I bought a whole pork shoulder to smoke for the holiday. It has the skin on it. Do I just put rub on the skin, score the skin then rub it, or what for the best results? Also, it's about 9.5 lbs. I figure about 14 to 15 hours at 225 will be a good guess. Does that sound fairly close?
post #2 of 6
Hit roll call and get a proper introduction, as far as the skin, remove it and leave about a 1/4" of fat and rub,cooking time is close, foil at 160* and finish to 205* for pulled pork!

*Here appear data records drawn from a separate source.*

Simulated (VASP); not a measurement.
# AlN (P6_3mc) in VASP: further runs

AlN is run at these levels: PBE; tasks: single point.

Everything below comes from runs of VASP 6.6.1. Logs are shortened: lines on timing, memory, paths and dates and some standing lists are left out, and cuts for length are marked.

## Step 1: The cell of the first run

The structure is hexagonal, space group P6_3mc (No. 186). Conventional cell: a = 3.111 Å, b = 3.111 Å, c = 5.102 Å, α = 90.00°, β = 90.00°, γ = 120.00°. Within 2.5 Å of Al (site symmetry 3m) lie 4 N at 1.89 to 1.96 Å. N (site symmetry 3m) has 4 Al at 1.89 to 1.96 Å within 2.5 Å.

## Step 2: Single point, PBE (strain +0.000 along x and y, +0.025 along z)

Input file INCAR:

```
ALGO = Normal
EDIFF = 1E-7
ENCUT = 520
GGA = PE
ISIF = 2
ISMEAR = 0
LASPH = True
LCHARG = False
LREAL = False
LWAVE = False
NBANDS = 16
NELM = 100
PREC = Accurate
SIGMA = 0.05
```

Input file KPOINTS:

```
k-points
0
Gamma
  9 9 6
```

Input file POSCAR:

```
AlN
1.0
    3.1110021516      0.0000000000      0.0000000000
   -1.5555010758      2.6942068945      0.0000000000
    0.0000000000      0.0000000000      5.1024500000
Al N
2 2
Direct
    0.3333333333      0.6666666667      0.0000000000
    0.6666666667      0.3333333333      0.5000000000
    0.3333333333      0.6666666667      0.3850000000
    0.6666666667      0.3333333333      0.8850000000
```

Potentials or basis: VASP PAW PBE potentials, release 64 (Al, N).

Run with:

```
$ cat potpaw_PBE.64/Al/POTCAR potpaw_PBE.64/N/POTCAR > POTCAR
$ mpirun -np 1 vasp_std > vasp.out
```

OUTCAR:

BTW, Welcome to the SMF PDT_Armataz_01_34.gif
post #3 of 6
i leave the skin on & inject & rub the skinless side using a drip pan spritzing & saving some for the finishing sauce. but thats me.
post #4 of 6
In my opinion.....Bubba nailed it. PDT_Armataz_01_34.gif
post #5 of 6
What bubba said but also quit adding smoke at 140' and spray with liquid (I use apple juice) once every hour or so..

Welcome to SMF
post #6 of 6
There is no need to remove or score the skin either one. Rub the exposed meat and cook. The skin really seems to hold in the juices and flavor. Smoke it the entire length of the cook. Pork shoulders and butts and such take smoke really well.